So what do you use? Milk jugs-gelatin-wet news paper? Find someone that has exact twin and shoot them with different calibers. What would you suggest?
Actually, that was one of my points. Gelatin and other such substitutes might
approximate the average density of flesh to some extent, but they don't take into account, movement, bone, angled trajectory, state of mind, or whether or not a round does damage to the CNS.
I think it's impossible, at least with current methods, to "prove" that one sort of ammunition is superior to another when it comes to stopping an assailant. I give Marshall and Sanow credit for trying, and for coming up with a novel methodology, but I'm not sold on the results. Nor do I think people should base potentially life-altering choices on the data.
So what do you base your selection from. Internet?
Good lord, no. I worry that internet advice has gotten more than a few people in serious trouble. My personal criteria are:
- reliability in the gun for which it's to be used,
- accuracy with the gun in which it's being used,
- muzzle flash,
- velocity and bullet weight,
- and very far down in last place, how long it's been around, and what its reputation is.
Anything else, I consider to be peripheral. I don't care what Fackler recommends, or what did or didn't work in the Miami Shootout. I consider all of that data academic, and I somehow doubt that any of those pundits will be around to defend me when I'm in harm's way.

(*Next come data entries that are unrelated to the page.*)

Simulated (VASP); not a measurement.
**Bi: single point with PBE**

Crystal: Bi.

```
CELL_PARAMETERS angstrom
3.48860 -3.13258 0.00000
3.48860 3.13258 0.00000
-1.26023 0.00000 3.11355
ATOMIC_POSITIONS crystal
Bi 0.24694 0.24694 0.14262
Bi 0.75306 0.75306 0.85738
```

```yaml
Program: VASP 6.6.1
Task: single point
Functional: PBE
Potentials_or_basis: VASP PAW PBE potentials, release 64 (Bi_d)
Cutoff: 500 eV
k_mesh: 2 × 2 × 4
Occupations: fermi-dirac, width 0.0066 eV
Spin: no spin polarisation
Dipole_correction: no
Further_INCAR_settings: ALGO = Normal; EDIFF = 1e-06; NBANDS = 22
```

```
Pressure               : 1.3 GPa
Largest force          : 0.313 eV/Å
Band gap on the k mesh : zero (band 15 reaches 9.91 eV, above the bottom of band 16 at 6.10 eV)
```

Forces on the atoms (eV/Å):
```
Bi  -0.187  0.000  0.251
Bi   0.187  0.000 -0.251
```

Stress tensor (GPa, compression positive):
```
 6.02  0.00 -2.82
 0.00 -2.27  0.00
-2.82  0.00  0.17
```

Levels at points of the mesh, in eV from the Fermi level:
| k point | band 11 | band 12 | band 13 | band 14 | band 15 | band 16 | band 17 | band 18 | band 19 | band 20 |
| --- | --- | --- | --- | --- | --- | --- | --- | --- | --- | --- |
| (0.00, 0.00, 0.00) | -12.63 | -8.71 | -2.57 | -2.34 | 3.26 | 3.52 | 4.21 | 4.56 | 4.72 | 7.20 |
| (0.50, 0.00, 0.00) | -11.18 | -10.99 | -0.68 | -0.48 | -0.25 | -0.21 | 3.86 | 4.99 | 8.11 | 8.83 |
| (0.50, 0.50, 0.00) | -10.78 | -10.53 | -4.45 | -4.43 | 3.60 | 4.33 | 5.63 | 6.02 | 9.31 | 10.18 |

On LAPD, the largest police department on the West Coast, and the Los Angeles County Sheriff's Department, possibly the largest sherrifs department in the nation, the 45 ACP is still used in S&W, Glock and Kimber pistols
Were they already doing so in 1996? I seem to remember mostly seeing Berettas.
Misses didn't even enter into the data, did they?
You've made the point much more concisely than I could.